Sleep Tight, Cluster Right: Stop Burning Cash at 3 AM

#kubernetes #cloud #observability #devops

Most Kubernetes clusters are wide awake 24/7, even if you users aren't!

CPU-based HPAs try to help, but quickly fall apart. Especially when we add the VPA to the mix. These two can work in tandem, but only if we implement some smart scaling with KEDA, otherwise it is just a battle between the two, and it makes our clusters tired!

Queues, request rates, latency, and time of day can tell us far more about whether or not our workloads should exist at all.

This is where KEDA shines!

Instead of guessing how busy something could be, we scale based on events!

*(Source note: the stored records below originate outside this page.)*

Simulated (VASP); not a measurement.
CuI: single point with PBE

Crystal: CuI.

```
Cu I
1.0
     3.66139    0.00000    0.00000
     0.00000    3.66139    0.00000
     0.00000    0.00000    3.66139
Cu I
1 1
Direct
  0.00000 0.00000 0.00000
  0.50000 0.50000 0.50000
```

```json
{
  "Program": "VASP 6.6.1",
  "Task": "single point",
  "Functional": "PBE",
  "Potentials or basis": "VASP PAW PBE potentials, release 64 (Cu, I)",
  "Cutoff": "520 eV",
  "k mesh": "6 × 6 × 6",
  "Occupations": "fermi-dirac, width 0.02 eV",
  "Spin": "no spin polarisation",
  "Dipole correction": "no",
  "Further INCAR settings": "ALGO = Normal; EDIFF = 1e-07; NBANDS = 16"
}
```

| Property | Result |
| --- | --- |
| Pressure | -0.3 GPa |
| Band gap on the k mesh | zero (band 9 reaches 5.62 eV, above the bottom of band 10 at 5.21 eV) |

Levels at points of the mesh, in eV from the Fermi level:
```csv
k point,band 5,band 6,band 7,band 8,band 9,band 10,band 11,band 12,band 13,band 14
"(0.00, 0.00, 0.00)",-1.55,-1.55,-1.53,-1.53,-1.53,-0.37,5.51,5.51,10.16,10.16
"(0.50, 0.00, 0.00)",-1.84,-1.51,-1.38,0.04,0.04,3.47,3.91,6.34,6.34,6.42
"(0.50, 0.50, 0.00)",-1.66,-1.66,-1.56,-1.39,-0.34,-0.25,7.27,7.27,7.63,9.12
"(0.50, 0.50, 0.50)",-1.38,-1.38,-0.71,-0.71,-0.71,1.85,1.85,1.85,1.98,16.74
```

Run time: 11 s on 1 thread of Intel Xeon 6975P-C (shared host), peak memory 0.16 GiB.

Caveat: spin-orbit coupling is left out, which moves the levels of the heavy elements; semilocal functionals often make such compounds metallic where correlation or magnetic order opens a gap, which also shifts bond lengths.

Prometheus metrics when work exists.
Cron schedules when traffic in the cluster drops.

During the day, we rely on metric triggers, which help drive rapid scaling decisions.
At night, cron or empty signals help pull our workloads to a minimum amount, sometimes down to zero!

Our VPA is no longer fighting with our HPA, and we are not running idle pods.
The best part, we are no longer paying our cluster to work, while we are asleep.

Scheduled Scaling: Night Shift

Traffic Patterns are predictable, but lets not guess, we can schedule this with a trigger.

Cron Scalers set explicit windows to scale down a workload during off hours
Prometheus Scalers scale our workloads based on metrics

We can use these both in tandem to create a workload that only runs when there is work to do. As soon as we start to get requests, we quickly scale out, and start to serve the traffic, then with a longer scale-down period, we can handle any remaining traffic while the cluster gets ready to scale back down.

Workload scaling is only half of the story. We aren't getting these crazy savings if we are still paying for nodes on standby!

The cluster autoscaler can do a decent job, but here is where Karpenter really shines.

As soon as our workloads are gone, Karpenter is consolidating and terminating nodes that are empty, allowing us to use beefy nodes when we need to, but also scales way down in the event that our workloads are ready for bed!

Day Shift

We use Cron triggers to ensure our workloads are warmed and ready to go in the morning. Pairing this with Karpenter, we end up with zero toil and a fully awake cluster ready to go before the first few developers start signing on!

In the event that there are some early birds, during the night, we still do fallback to metric scaling after our cron triggers. This allows us to ensure the pods are always available if needed.

Final Thoughts

Autoscaling is not just about surviving peak traffic, it's about efficiency. By combining KEDA's event based triggers, and Karpenter's node management, we no longer burn cash on empty compute.

Stop paying for idle time. Make your infrastructure work for you, not the other way around.